Context spaces

;Definition : A ''context space'' is a triple <math>(X,I,Y)</math> of sets where <math>Y=\{y_i | i\in I\}</math>, each <math>y_i\subset X</math>, and every element <math>x\in X</math> is exactly the intersection (as a singleton) of some subset of <math>Y</math>.

== Motivation and intuition ==

We can think of two people - Alice and Bob - trying to communicate; our goal is to model their communication in a very general way.  Alice and Bob both think in terms of a certain context space
<math>(X, I, Y)</math>, and Alice has chosen a particular <math>x\in X</math> to convey to Bob.  But she can only communicate elements of the set <math>I</math>, so she sends over a subset
<math>J\subset I</math> which is meant to indicate the element <math>\cap_{j\in J}y_j</math>.

This may sound vaguely similar to Information Theory, but we are not focusing on probabilistic models or noise.  The idea here is more pure and simplistic, in that we assume everything Alice says reaches Bob intact, and we do not consider likelihoods as a basic element of the study.  In addition, traditional information theory implicitly assumes a sequential model of communication, whereas a context space is inspired by a setting without implicit order.

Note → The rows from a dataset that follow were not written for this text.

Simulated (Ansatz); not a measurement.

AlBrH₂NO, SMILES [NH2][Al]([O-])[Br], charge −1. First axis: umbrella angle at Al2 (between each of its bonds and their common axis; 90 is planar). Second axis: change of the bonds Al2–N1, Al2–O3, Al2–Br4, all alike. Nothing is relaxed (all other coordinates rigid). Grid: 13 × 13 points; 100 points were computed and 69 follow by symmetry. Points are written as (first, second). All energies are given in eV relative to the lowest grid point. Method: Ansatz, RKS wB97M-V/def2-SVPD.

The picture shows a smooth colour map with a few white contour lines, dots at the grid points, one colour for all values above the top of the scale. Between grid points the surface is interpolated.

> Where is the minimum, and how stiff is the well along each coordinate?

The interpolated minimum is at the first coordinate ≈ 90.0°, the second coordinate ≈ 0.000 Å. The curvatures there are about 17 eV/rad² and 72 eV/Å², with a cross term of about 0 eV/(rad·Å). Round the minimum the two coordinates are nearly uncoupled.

The name ''context space'' was chosen based on the very intuitive idea that
<blockquote> meaning = data + context.  </blockquote>

As a thought experiment, imagine we have a file which was recovered but whose file format is unknown.  If we open the file as an image in a particular format, we see a picture of a puppy dog.  If we treat the file as a text file, it is a recipe for a grilled cheese sandwich.  If we don't know the origin of the file, we really have no way to know what the intended meaning was; hence the informal idea that understanding requires both raw data (i.e. the file itself) along with a ''context'' in which to interpret that data.  We can imagine the same sort of ambiguity happening with a phonetic phrase which has distinct meanings in different languages.  To be even more realistic, we can consider certain hand gestures known to be variously polite or not depending on the culture, or puns which are known to have some meaning in multiple contexts.

;Example : Let <math>X = \{a, b, c, d, e, f\}, I = \{1, 2, 3, 4\}</math>, and <math>y_1 = \{a, b, c\},\; y_2 = \{a, d, e\},\; y_3 = \{b, d, f\},\; y_4 = \{c, e, f\}</math>.  To convey that she's thinking about element <math>c\in X</math>, Alice can send the set <math>\{1, 4\}</math>.  From a naive perspective, it may seem that this is more work since it is 'two pieces' of information (the numbers 1 and 4)  rather than one (the letter c).  But the interesting thing here is that <math>|Y| < |X|</math>.  If we measure ease of communication by <math>|Y|</math>, then using this context space makes the information easier to send.

It's not obvious at this point that we can always find a <math>|Y|</math> much smaller than <math>|X|</math>, or that doing so actually corresponds to any kind of real-world efficiency.  The following definitions and propositions will allow us to better understand the utility of context spaces.

== Duality ==

If we consider the abstract structure of a context space (i.e. if we temporarily forget the rule that every singleton is an intersection from <math>Y</math>), then we arrive at a very natural and nice sense of duality.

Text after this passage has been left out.